Read our advice to get the most out of your time revising during exams

It’s exam time. You’ve studied hard and, naturally, you want to do well. Our top 8 revision tips can help you stay calm and focused during your exams.

1. Start early

Starting your revision early means you can spread it out and avoid last-minute panic. Aim to start revising in the mornings when your brain is fresher. Sometimes, revising later is unavoidable, but try to limit late night sessions. You can't revise successfully in a rush, so avoid last-minute cramming during all-nighters in your room or the library. But if you have left it to the last minute, try to focus on the subjects you think will come up on the exam.

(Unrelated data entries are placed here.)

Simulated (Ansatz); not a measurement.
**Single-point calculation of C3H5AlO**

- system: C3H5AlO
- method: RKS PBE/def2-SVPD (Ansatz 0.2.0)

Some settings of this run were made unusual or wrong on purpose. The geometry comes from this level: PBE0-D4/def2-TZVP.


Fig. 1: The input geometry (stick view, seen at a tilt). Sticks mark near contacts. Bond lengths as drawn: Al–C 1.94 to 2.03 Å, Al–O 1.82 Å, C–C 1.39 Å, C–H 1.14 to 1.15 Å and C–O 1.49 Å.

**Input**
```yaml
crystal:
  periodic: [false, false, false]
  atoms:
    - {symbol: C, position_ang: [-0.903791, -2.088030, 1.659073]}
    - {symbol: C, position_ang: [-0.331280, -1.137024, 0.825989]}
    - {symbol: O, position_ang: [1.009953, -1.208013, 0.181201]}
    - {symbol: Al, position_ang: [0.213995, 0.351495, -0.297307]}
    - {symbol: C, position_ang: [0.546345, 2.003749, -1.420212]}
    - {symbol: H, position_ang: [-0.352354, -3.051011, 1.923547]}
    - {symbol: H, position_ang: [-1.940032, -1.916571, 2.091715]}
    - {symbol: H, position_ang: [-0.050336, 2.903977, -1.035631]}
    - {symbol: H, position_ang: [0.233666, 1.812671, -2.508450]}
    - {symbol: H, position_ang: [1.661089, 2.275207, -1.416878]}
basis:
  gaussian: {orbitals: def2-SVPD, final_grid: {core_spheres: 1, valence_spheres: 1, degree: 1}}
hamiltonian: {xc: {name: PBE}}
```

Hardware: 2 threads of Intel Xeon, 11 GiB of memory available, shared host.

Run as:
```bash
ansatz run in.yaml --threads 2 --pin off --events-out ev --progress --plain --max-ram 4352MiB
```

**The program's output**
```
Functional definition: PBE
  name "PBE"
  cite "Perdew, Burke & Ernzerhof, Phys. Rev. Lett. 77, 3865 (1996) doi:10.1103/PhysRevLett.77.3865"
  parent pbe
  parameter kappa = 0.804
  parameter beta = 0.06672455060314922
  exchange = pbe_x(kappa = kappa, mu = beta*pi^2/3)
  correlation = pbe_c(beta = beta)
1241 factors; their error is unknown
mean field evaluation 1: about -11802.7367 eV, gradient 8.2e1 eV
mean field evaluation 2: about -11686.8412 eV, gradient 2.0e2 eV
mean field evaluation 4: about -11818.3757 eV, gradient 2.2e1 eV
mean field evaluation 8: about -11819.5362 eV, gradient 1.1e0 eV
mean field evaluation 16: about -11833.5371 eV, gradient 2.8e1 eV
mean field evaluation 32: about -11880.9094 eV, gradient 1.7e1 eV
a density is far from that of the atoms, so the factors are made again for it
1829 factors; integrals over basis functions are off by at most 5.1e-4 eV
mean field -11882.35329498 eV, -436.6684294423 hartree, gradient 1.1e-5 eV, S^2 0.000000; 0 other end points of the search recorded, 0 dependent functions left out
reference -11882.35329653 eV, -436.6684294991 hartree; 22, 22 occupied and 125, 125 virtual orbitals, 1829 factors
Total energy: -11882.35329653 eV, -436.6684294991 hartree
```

Once you know what to revise for the exam, make a revision timetable to plan your sessions using a digital or paper diary. Avoid the temptation to jump straight into your revision without one. Making a plan does take time, but it will save you hours of figuring out what to revise each day. Include lots of detail in your plan like relevant readings or lesson notes. Block out time for socialising, exercising and other breaks. Stick to your timetable as best as you can.

2. Find out the exam format

Make sure you understand the exam format and scope so you know what to revise. Look over your syllabus and decide your approach. For essay-based exams, you probably don't need to cover the whole syllabus. It can be more effective to learn a little content in more detail. Short answer-based exams need a broader, less detailed understanding of the material.

3. Find a revision method that works for you

Revision techniques include flash cards, past papers, mind maps, group work and recording yourself talking then playing it back. Finding what works for you involves trial and error. Bear in mind that what works well for one exam might not work for another. Starting your revision early gives you time to find out the best revision methods for you.

4. Test yourself

Time spent testing yourself pays off, so come up with questions to test your knowledge. Make sure you understand what you're revising by thinking it through, rather than learning by mechanical repetition. Ask your friends and family to test you too.

5. Teach someone else

Explaining what you've learned to someone else is a great way to be sure you understand the topic. It will also help you remember information and identify any areas you don't fully understand.

6. Space out your revision and take breaks

Memorising information takes time – you can’t cram it all in at the eleventh hour and expect it to stay there. Give yourself the best chance of success by staggering your revision – five hours of revision over five days is better than five hours in one day.

Stepping away from your revision for a short period of time helps your brain process and cement information, and improves your ability to remember it. Do some stretching, go for a walk, have a cup of tea – whatever gets you away from your study space for a little while.

7. Look after yourself

Make sure you sleep and eat well, get some exercise and reward yourself.

  • Get a good night's sleep. A good night’s sleep means your brain functions properly and can recall information. Sleep well to keep your brain healthy and to remember what you've revised. Getting to sleep at a reasonable time means you'll wake up earlier and fit in more revision during the day.
  • Eat well. You might be tempted to save time when revising by surviving on quick food. Eating things like pizzas and guzzling coffee may be time efficient but it won't result in effective revision. Eating a healthy, balanced diet and drinking lots of water will leave you feeling more energetic and focused. Try batch cooking to save time (and money).
  • Move your body. Exercise gets the blood flowing and sends more oxygen to your brain so it'll function better. Anything to get your brain working well will help you during revision and exams. Exercise is also a nice break from studying. Win-win.
  • Reward yourself. A reward at the end of a long day of revision is something you can look forward to while you're hitting the books. It could be anything from an episode of your favourite TV show to a phone call with a friend. Set a time to reward yourself, and don't stop revising until then. You could also plan a big reward for when exams are over.

8. Stay calm and positive

Maybe the most important thing to remember during the revision process is to stay calm and positive. Had a bad day? Try not to let it affect how you revise the next day. While exams are important, they're not the be all and end all of your education. Try not to stress too much about them.

There's no perfect formula for exam success, and you might find only some of our tips are right for you. The key is to work out how you revise most effectively and stick to that as best you can. Ultimately, when it comes to revision, you get out what you put in.